During the second week of our New York Module, the focus was the well-established businesses, mainly finance, consulting and related areas. I, personally was looking for the answer whether start-upping is really a valid alternative for someone to more established career paths. Or in other words, I wanted to see the other side of the coin compared to the 1st week presentations. I think the question should be and was approached from financial, interestingness, impact and work-life balance perspectives.
During the week we had the opportunity to have presenters from the different areas within the established businesses in New York: finance, investment banking, consultancy, multinational management.
The key takeaways for me were:
- it is always better if you learn the profession / best practices / state-of-the art operation (and make the inevitable mistakes) on someone else’s nickels
- you should carefully and consciously choose the business area you would like to work in, because even if you are good and choose a bad area, you will not be successful, while in the other way around it definitely can be the case (When a management with a reputation for brilliance tackles a business with a reputation for bad economics, it is the reputation of the business that remains intact.– Warren Buffet)
- many successful people are fooled by randomness, but you can see only that the dots are connecting when you look backward.
- always consider the global market, do not focus on one location only, if you are good at something, give the opportunity to the demanders to pay for it.
- you can find great business investment opportunities still in the world, but you should look for those niche markets which the big players are not interested in.

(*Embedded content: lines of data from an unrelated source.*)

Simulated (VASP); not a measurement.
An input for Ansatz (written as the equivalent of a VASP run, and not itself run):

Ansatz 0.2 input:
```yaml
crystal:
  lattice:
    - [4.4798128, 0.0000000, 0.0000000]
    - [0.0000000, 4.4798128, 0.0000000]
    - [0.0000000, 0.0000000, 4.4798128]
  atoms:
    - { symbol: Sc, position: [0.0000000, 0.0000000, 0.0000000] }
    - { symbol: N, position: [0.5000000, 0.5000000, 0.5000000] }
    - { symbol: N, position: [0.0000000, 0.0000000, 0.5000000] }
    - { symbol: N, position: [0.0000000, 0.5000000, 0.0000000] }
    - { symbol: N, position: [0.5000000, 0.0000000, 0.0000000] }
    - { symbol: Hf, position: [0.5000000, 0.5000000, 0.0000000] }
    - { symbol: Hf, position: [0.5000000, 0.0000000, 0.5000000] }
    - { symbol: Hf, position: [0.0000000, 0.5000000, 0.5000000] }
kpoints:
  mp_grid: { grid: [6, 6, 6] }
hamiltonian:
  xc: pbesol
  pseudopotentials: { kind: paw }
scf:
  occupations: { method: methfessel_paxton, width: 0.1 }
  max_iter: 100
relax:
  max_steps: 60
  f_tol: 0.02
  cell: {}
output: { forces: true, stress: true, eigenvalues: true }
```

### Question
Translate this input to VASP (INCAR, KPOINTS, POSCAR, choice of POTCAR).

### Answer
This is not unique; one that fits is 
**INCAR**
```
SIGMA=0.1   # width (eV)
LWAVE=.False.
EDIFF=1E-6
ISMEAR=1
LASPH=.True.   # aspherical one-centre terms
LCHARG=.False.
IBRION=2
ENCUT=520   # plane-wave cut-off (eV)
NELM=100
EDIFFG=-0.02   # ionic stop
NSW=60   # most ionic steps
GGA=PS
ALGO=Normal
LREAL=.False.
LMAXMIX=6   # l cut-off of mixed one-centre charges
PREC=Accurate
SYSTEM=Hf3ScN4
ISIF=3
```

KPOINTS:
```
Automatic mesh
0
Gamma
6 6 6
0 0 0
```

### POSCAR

- Some question the future of the whole Wall Street establishment, and you should be prepared for bigger changes in that area, because automation, technology and peer driven methods the impact generated by certain functions today could be eliminated in the future.
To conclude, I think the week proved that start-upping is only one way of becoming successful, and also for me it proved that if you do not have an extraordinary passion for something to innovate you can be much more on the safe side and be successful with a higher probability in remaining in the old-school establishment.